Xml Matters #20: Squeezing Oop Data Into Xml Rules

The gnosis.xml.validity Library


David Mertz, Ph.D.
Subsumer, Gnosis Software, Inc.
May, 2002

Most hitherto existing XML API's have enforced well-formedness at a programmatic level, but hardly any can guarantee validity. This is a serious weakness in the whole field of XML processing. This installment discusses its author's gnosis.xml.validity library for enforcing validity in Python objects intended for XML serialization.

Implementing Constraints?

A tip I wrote previously for IBM developerWorks' XML Zone took a conceputal look at reconciling object-oriented programming techiques with XML validity contraints. This installment of XML Matters presents an early version of an actual Python module for doing it. One could create an analogous capability in other programming languages, but Python provides particularly versatile reflection mechanisms, and allows clear expression of validity constraints.

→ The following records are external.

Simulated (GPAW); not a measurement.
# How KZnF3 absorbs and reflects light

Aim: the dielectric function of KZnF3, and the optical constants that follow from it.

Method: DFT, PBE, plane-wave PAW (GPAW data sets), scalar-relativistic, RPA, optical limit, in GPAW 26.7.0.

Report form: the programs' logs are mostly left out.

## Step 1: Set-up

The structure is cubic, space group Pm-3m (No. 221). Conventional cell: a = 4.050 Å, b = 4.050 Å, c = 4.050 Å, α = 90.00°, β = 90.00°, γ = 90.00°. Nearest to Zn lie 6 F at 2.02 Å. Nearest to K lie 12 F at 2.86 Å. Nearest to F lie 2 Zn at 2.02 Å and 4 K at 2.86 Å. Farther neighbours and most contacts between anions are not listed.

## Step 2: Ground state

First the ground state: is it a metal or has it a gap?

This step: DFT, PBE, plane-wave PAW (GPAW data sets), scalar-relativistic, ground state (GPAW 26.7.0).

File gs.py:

On the face of it, Python--with its extremely dynamic (albeit strict) typing--might seem like a strange choice for implementing what is, essentially, an elaborate type system. But any oddness one might perceive is superficial. In fact, the type systems of languages like Java, C++, or C#, while static, are far too impoverished to offer much meaningful help to XML validity constraints. A pure functional language like Haskell might offer type hierarchies, discriminated unions, quantification and existential types, and so on, but OOP languages typically lack these things. In statically typed OOP languages, one would have to build just as much custom validation into a library as does the currently discussed Python library.

The module gnosis.xml.validity can helpfully be contrasted with several other XML-related. Two other libraries that have been incorporated into the author's gnosis.xml package, were discussed in earlier articles. gnosis.xml.pickle is able to produce a specialized XML serialization of any Python object whatsoever. As with Python's standard pickle and cPickle modules, this provides a way to save and restore objects. gnosis.xml.objectify operates in a reverse direction: given an arbitrary XML document, we can generate a "Pythonic" object (with a slight loss of information about the original XML).

Python standard library includes support for DOM and SAX processing of XML documents. Widely used 3rd party Python packages extend the support to include XSLT processing. DOM (specifically xml.dom.minidom) offers a rather heavy API for OOP-style manipulation of XML documents--with methods common across DOM implementation in many programming languages. SAX treats an XML document as a series of parsing events, and basically allows a procedural programming style. XSLT declares a set of rules for transforming an XML document into something else (such as a different XML document).

All of these libraries are useful, but none of them prevent an application from modifying aN XML-representation object in ways that break the validity of the underlying XML. For example, deleting, adding, or moving a DOM node can easily create a DOM hierarchy that cannot be dumped into valid XML document.

What Makes Up Validity?

The basic idea of XML validity is to specify what can occur inside an element, how often it can occur, and what alternatives exist about what can occur. As well, when multiple things can occur inside an element, the order of occurence can be specified (or left open, as needed). DTD's differ somewhat from W3C XML Schemas in what they can express, but the jist is the same. Let us look at a highly simplified hypothetical dissertation.dtd:

A "dissertation" DTD with all basic constraints

<!ELEMENT dissertation (dedication?, chapter+, appendix*)>
<!ELEMENT dedication (#PCDATA)>
<!ELEMENT chapter (title, paragraph+)>
<!ELEMENT title (#PCDATA)>
<!ELEMENT paragraph (#PCDATA | figure | table)+>
<!ELEMENT figure EMPTY>
<!ELEMENT table EMPTY>
<!ELEMENT appendix (#PCDATA)>

In other words, a dissertation may contain one dedication, must contain (one or more) chapters, and may contain (zero or more) appendixes. The various subelement occur in the listed order (if at all). Some elements contain only character data. In the case of the <paragraph> tag, it may contain either character data or a <figure> subelement or a <table> subelement, or any combination of each of them. Structures can nest, but every basic validity concept is in the example.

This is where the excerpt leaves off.